By Janet Raloff
Scientists have uncovered a potentially potent risk to Greenland’s ice sheets during the next century and beyond: rapidly warming deep water. The subsurface ocean off Greenland is now expected to warm at roughly double the rate that is projected for such waters globally, including off the coast of Antarctica.
Calling the ocean “the 900-pound gorilla of global warming and climate change,” oceanographer Josh Willis of NASA’s Jet Propulsion Laboratory in Pasadena, Calif., says he’s excited to finally see long-term climate projections homing in on the ocean’s role. “How the oceans affect the great ice sheets in Greenland and Antarctica could mean the difference between getting two feet and six feet of sea level rise in the coming century,” observes Willis, who had no role in the new analysis. “So this is a big deal.”
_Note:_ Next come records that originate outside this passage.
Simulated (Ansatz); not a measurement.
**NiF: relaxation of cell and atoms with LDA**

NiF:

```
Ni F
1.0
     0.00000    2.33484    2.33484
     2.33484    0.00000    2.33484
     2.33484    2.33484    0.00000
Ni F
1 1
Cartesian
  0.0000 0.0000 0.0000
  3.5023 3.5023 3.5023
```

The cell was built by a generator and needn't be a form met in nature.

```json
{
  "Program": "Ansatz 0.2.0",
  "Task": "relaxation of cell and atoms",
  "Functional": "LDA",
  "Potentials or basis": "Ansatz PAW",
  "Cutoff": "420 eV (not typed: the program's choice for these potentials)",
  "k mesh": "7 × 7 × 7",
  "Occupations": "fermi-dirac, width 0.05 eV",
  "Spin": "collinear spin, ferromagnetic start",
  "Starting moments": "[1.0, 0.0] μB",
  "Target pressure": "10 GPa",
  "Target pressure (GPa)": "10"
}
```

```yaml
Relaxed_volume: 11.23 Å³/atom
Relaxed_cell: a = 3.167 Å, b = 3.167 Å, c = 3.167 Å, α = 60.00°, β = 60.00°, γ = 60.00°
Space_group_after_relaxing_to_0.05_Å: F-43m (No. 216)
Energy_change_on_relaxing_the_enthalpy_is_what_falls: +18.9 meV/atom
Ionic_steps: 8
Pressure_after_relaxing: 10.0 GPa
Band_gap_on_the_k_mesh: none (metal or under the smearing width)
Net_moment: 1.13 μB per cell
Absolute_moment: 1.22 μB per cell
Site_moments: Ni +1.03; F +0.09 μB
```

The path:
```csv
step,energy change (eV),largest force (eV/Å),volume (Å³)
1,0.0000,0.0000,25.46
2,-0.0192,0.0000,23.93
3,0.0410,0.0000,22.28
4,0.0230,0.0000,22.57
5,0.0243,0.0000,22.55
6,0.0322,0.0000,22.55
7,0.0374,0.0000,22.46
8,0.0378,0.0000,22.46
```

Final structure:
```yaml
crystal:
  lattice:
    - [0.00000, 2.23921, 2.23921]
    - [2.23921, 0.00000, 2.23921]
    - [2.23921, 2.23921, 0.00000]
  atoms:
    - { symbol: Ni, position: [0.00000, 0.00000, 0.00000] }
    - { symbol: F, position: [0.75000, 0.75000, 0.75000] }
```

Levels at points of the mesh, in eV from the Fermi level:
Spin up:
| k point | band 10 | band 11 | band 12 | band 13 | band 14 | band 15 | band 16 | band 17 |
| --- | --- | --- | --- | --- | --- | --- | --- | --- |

Until now, “no one had noticed that the ocean surrounding Greenland and Antarctica will warm very differently during this century and the next,” says climate modeler Jianjun Yin of the University of Arizona in Tucson, who led the new study, published online July 3 in Nature Geoscience. Although his group’s conclusions come from computer analyses, Yin notes that the study’s projections “are quite consistent with recent observations of subsurface ocean temperatures around Greenland.”
Yin’s team ran 19 computer programs to project the effects of global climate change on the world’s great bodies of water, many for periods through 2200. These analyses consistently turned up surprises, Jin says, including signs of substantial warming during the next 90 years and beyond in waters off Greenland at depths of 200 to 500 meters.
The increase, projected to total about 2° Celsius, could erode the base of glaciers in fjords, where the ice can reach as deep as 1,000 meters below the ocean surface. And unlike the glacial surface, which remains frozen in winter, the deeply submerged portions of tidal glaciers can melt year-round, Yin says, greatly accelerating their underwater calving.
In contrast to projections for Greenland’s waters, deep-ocean warming globally will probably increase by only about 0.5° C, the researchers reported.
Antarctica’s ice sheets are expected remain relatively insulated throughout the next century because of a circumpolar current that effectively keeps warm waters from penetrating beyond 60° S latitude. “Multiple projections show that this current will become stronger during this century and to the end of the next,” adds Yin, based on his study. That’s good news, he says, because although Greenland’s ice sheets in total contain enough water to increase global sea level by 7 meters, or about 23 feet, Antarctica’s ice sheets contain roughly 10 times that much water.
Willis cautions, however, that computer analyses of climate lack the resolution to evaluate the impact of eddies that might weaken the insulating Antarctic current. Recent studies have suggested such eddies could dampen that current enough to let warm water breach it and approach the continent’s ice sheets. “So,” Willis says, “it might be that the scenario painted by Yin and company for Antarctica is a bit too rosy.”